AirMap also offers something to privacy-seeking individuals who don’t want drones flying around their homes—they can sign up with NoFlyZone.org, a related project that McNeal and Marcus launched on Feb. 15. Homes registered on NoFlyZone.org appear on AirMap. At least 25,000 people have signed up.

Drone operators aren’t legally bound to avoid the listed properties, McNeal says. But one goal of AirMap is to help drone users show voluntary consideration for others, which might reduce resistance to broader adoption of the technology, McNeal says.

But what will happen in the future if crowds of consumer and commercial drones are deployed throughout cities, suburbs, farms, and industrial lands? Companies such as Amazon and Google are eager to use drones for deliveries, and other businesses see them as vehicles for inspecting everything from traffic to mines to crops. Current regulations may keep drones from colliding with helicopters and jets, but what will stop them from crashing into each other?

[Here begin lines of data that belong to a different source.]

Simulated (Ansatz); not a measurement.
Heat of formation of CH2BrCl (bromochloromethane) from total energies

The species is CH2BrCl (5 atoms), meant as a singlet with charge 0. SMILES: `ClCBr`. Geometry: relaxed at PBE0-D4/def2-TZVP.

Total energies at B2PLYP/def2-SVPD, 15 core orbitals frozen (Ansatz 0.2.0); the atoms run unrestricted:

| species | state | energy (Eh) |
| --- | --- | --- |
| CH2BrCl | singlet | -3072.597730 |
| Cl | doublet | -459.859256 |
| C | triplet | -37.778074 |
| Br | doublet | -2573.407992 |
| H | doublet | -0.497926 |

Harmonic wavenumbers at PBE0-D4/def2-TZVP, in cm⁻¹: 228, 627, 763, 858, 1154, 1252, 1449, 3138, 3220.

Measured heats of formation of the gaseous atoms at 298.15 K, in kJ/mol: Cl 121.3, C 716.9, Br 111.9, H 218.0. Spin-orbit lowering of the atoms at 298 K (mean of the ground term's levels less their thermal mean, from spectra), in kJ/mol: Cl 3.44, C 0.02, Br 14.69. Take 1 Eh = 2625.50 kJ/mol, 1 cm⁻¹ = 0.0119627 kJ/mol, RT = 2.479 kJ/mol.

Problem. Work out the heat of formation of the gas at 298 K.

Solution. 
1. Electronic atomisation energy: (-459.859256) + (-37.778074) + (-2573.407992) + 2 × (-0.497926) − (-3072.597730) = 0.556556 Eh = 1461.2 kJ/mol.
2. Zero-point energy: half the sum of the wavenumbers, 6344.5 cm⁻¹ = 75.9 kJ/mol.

NASA is currently designing possible systems to coordinate the movements of low-altitude, unmanned aircraft through a project nicknamed UTM (Unmanned Aerial System (UAS) Traffic Management). McNeal, a participant in the project, says drone operators may some day file flight plans to such a system, which would then “carve out a tube of airspace for you.” This process might be automated, rather than duplicating the manned air traffic control systems that now coordinate the routes of large aircraft in and out of airports. NASA is aiming to develop a prototype UTM sytem by 2019.

In the meantime, the FAA is mulling rules that would determine how non-commercial drone operators—ordinary consumers—should qualify for the right to take up a share of the low-altitude airspace. McNeal says the FAA may confine drone hobbyists to designated model airfields. The agency may also push recreational drone users to obtain operator certificates—another move McNeal sees as a curb on the consumer market.

“I think that would be a real challenge to the recreation industry,” McNeal says.